**½/****
starring Vin Diesel, Jordi Mollà, Matt Nable, Katee Sackhoff
written and directed by David Twohy
by Walter Chaw Maybe it was the anticipation, maybe it’s because it’s too much like the first film, Pitch Black, but David Twohy’s Riddick is merely fine for what it is, lacking the kind of loopy, operatic invention of the franchise’s middle course and contenting itself with being a bug hunt in the James Cameron sense of the word instead of exploring more of this universe. Not that there’s necessarily anything wrong with that, but I wanted to love this movie with all my heart, having declared to everyone’s exhaustion that of all the prestige movies prepping down the pike, this was the one I was waiting for. Turns out, the best science-fiction film of the last quarter of this year is Jonathan Glazer’s unbelievably good Under the Skin–not Gravity and, alas, not Riddick, either. To be fair, of the three, Glazer’s is the only one to deal with science-fiction as existentialism rather than as background and circus. More’s the pity, because Chronicles of Riddick, with its elementals and fringe religions, its funky spiritualism and its sense of fairy-tale hyperbole, is one of the genuinely great cult films of the last decade. If not for an ending to Riddick that promises Twohy’s ready for another swing at the plate if another ball is lobbed at him, I wouldn’t be in a very good mood at all.
Riddick follows the titular hero, the last Furian (referred to as having “human pheromones” in a moment of midichlorian disappointment), as he’s left for dead on one of those backwater planets that looks like Nevada by the treacherous Necromongers he conquered at the end of the previous film. There, in a fun prologue, he takes a page from Rousseau and rejects civilization in the pursuit of indulging his animal self: he tames a fierce space-dog and makes himself immune to the poisonous bite of a space-scorpion monster. Wanting eventually to leave the planet, he summons two teams of bounty hunters, one with grand, unctuous villain Santana (Jordi Molla) at the head, the other led by Boss Johns (Matt Nable), who’s out to figure out what happened to his son, the Cole Hauser character from Pitch Black. Because I only saw Pitch Black the once, in the theatre, 13 years ago, I’d sort of like to know what happened to him, too. No matter, as attention fast turns to lovely Dahl (Katee Sackhoff), pronounced “Doll” and treated like a piece of meat by the men she regularly beats the shit out of, just for the principle of it. There are some gender gymnastics going on in here, complicated by Dahl’s declaration that she’s a lesbian (and by Riddick’s promise that he’ll be “balls deep” in her by the final reel), but I fear not much is ever made of any of it.

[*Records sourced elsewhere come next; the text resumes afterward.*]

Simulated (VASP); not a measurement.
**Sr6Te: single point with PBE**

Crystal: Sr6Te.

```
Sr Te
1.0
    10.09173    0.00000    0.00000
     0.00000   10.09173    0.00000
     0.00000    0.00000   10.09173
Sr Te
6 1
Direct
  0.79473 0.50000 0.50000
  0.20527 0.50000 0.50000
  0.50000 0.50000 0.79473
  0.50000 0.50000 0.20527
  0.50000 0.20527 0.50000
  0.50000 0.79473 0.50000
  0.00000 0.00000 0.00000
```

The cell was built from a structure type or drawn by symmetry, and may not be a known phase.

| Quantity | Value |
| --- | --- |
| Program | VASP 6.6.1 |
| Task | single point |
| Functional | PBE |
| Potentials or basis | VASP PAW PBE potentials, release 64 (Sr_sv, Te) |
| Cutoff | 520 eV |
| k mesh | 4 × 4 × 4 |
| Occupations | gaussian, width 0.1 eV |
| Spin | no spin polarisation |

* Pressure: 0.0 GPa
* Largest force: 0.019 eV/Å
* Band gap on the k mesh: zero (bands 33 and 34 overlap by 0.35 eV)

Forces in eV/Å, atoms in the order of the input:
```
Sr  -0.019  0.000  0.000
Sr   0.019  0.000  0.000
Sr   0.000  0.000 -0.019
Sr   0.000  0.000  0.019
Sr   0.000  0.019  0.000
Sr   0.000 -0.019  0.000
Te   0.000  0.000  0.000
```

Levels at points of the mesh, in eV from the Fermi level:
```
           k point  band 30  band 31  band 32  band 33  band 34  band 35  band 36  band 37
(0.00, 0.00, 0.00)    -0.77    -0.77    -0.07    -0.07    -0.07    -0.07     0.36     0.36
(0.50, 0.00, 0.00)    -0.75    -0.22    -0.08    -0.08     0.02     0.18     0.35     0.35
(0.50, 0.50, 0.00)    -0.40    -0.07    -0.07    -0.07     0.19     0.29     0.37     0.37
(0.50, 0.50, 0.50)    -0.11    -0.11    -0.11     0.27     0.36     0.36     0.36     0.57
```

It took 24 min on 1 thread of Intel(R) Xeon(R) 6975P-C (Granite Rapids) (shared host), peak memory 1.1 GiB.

In fact, despite a pretty fair gore level and some satisfying nudity, the picture seems the product of a few compromises, most of them coming in its limited scope and unwillingness to make this antihero the unredeemable bastard we’ve come to love. It’s the same fate that befell Eastwood’s Man with No Name, the thing that prevented Eastwood from reprising his role in cameo form to be shot on the train station at the beginning of Once Upon a Time in the West. Even worse, Riddick‘s action sequences are shot too close and hyperactively edited and staged almost entirely in the dark to boot. The best action moment is the one captured in the trailers involving a sword, a promise, and a box–not coincidentally, it’s well-lit. Filler includes crap like dog jokes and dog reaction shots, tough-guy talk, and a trip across the wasteland as beasties pick off the humans, one-by-one. It’s all worth it, though, for a scene where Riddick, posed like a Frazetti death-dealer as hordes of pulp monsters tense and gather: it’s a scene that understands that this character is now iconic in nature, at least for those in the know. As the movie ends, Riddick is at a crossroads, his choice to become a beefstick (which would be a shame) or a folk hero (which is what he was at the end of the last film). Let’s hope this brief interlude makes enough to justify a course correction.
They didn’t know he was Furian, they assumed human. And they were reading Falco’s pheromones. Yeah, yeah, nerd alert!